Welcome to Neighborhood Lit.!

October 04, 2019 3 min read

Little ones love learning at home and parents love providing activities that are fun and don’t cost a lot of money.  Here are five suggestions of activities that you can do with your child using items that you probably already have around the house.  And since Fall is here, we’ve also included activities that you can do outside in the crisp autumn air.  


Make a Letter Clothesline (indoor or outdoor)
(letter recognition/sounds and/or beginning sounds)

Materials:  Yarn or string



                  Junk mail or old magazines

  1. Hang the yarn or string between two trees or between two chairs indoors.
  2. Pick a letter from the alphabet like “B”.  Hunt through junk mail or magazines to find that letter (uppercase or lowercase).  You could also look for pictures that begin with that sound.
  3. Cut out the letters and pictures.
  4. Use the clothespins to hang them up on the clothesline.  

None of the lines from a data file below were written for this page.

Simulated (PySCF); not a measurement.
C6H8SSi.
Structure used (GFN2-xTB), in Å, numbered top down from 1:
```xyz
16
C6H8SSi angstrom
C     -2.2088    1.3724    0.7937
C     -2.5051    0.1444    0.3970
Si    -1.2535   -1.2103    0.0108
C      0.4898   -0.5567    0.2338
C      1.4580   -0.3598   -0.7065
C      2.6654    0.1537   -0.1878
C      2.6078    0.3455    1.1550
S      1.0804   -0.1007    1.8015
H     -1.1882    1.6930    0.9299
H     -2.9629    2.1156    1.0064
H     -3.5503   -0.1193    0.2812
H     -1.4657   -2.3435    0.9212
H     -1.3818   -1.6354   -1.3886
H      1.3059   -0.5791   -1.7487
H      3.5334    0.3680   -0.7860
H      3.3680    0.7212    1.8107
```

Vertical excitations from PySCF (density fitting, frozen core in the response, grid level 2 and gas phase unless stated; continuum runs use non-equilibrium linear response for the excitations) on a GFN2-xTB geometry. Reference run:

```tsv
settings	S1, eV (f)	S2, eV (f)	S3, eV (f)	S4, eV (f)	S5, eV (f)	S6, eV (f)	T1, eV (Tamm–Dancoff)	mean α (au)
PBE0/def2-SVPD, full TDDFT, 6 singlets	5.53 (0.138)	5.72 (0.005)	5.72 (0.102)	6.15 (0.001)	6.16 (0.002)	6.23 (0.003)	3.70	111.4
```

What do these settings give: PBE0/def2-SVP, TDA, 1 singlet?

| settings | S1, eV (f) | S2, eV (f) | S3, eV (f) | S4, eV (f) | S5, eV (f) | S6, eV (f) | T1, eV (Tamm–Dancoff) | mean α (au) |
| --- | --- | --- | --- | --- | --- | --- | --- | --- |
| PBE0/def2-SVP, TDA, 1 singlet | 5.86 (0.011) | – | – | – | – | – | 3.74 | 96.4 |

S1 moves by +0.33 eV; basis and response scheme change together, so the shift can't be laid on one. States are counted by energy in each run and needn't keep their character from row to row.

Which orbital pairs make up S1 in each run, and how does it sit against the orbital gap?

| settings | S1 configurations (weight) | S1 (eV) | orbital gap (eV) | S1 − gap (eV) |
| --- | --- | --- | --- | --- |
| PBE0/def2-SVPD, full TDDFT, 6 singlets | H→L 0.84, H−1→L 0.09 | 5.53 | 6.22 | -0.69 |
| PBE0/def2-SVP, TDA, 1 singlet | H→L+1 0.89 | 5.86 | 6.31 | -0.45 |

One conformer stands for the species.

Go Fishing (indoor or outdoor)
(letter recognition/sounds and/or beginning sounds)

Materials:  Long stick 

                  Yarn or string



                  Small magnet

                  Magnetic letters or 26 small pieces of paper squares

  1. Make your fishing pole.  Tie a piece of string onto one end of the stick.  Tie the magnet to the other end of the string.
  2. Spread the alphabet letters on the floor in front of the chair. (If you do not have magnetic letters, you can make your own. Write each letter of the alphabet on a paper square and fasten a paperclip to it). 
  3. Sit on the stool and go fish by touching the magnet on the end of the fishing pole with the magnetic part of the letter or the paperclip on the paper square. Once you catch the letter, say the name of the letter and the sound it makes.
Fall Scavenger Hunt (outdoor)
(labeling and letter/word recognition)  

Materials:  Construction paper


                   Clipboards (optional)


  1. Create a checklist of items to find in nature.  For little learners, draw a simple picture of each item. 
  2. Go outside and hunt for the items on your list!  (It’s ok to help read the name of the item out loud to your child, but as you do, point to each word and let them help you read by pointing out the object you drew).  Don’t forget to check each item off as you find it.
  3. Some examples that you might want to include on your list are acorns, red leaf, yellow leaf, brown leaf, a feather, a twig, a smooth rock, a piece of grass, etc.

Make Alphabet Rocks (outdoor)
(reading and writing letters, spelling)

Materials:  26 smooth stones

                   Acrylic Paint


  1. Go on a nature hike and begin collecting smooth rocks that are big enough to write letters on.  You may have to do this several times in order to collect 26 rocks, but it gives you a good excuse to get outside!
  2. Once you have collected all the rocks, paint an uppercase letter on each one.  If you’d like, you can let it dry and then paint the matching lowercase letter on the other side.
  3. Practice naming and saying the names of each letter.  You can also use the rocks to spell out simple words like sight words or short vowel words.  

Leaf Pile Letters (outdoor)
(letter recognition and sounds) 

Materials:  Leaf Pile

                  Small pieces of colored construction paper with letters written on it 

  1. Write each letter of the alphabet (uppercase and lowercase)  on a small piece of colored construction paper. (If you want to make it more challenging, choose paper that is similar to the leaf colors like red, brown, yellow or orange). You can get your child involved in this process by having them recite the alphabet as you write.
  2. Make a leaf pile.
  3. Close your eyes while your helper mixes some of the paper letters into the leaf pile,
  4. Search for the letters. When a letter is found, say the name of it and its sound.
  5. You can make this more challenging by setting a timer. 
  6. Don’t forget to jump in the leaf pile when you are finished!

Fall is here! These activities will help your child have fun and spend time outside while they practice their letters.  And you won’t have to go far or spend lots of money to make it happen!